Transparent rule-based score (0–100) computed from extracted fields — no AI, no external enrichment.

SignalPoints
Salary visible+20
Company name visible+15
Posted within postedWithinDays+15
Job type known (not unknown)+10
Work arrangement known (not unknown)+10
Application URL visible+10
Description length ≥ 500 chars+10
Skills or occupation tags detected+10

Score is capped at 100.

Labels: high (70–100) · medium (40–69) · low (0–39).

reason_tags is a pipe-separated list explaining the row — e.g. salary_visible, company_visible, recent_post, job_type_visible, work_arrangement_visible, application_url_visible, rich_description, skills_detected, plus agency_posted, remote_signal, hybrid_signal.


💰 Pricing

Pay-Per-Event. One flat event per saved row (final per-event price is configured on the Apify console):

EventCharged when
job-resultOnce per unique job row that passed all filters and was successfully written to the dataset.

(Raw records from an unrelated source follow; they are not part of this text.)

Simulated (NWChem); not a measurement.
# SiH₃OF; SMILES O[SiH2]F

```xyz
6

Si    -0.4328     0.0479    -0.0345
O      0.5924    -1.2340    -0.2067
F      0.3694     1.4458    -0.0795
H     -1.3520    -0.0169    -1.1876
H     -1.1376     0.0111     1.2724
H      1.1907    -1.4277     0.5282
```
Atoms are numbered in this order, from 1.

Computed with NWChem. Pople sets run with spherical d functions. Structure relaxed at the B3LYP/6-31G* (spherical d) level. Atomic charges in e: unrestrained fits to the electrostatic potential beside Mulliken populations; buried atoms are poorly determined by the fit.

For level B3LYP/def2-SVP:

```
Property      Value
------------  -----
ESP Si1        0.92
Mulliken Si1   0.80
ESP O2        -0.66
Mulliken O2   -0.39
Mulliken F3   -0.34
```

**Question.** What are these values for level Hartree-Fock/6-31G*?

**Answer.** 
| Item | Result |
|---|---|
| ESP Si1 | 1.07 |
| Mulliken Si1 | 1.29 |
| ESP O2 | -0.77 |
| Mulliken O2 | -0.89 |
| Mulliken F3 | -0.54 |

So your bill is simply results_saved × price_per_event. The actor honors the user-configured per-run spending cap (Apify eventChargeLimitReached): it both caps how many results it collects up-front to what the limit can pay for, and stops cleanly the moment the cap is reached during charging.

Not charged:

  • Duplicates (deduplicated by source + job_id, canonical job_url, and title+company keys).
  • Rows filtered out by postedWithinDays / workArrangements / jobTypes / states.
  • Rows missing a minimum valid set (title, job_url, source, and one of company_name / location_text).
  • Unsupported URLs, failed, or blocked requests.

🚦 Proxy policy

Use Apify Datacenter proxy or no proxy for normal runs — both work for public Australian job sources at this actor's conservative concurrency.

Apify Residential proxy is not supported. The actor will fail at startup if proxyConfiguration.apifyProxyGroups includes RESIDENTIAL. Reason: in pay-per-event actors, residential bandwidth (~/GB) is billed to the developer, not the run user, so a single bandwidth-heavy run could exceed the per-result event revenue.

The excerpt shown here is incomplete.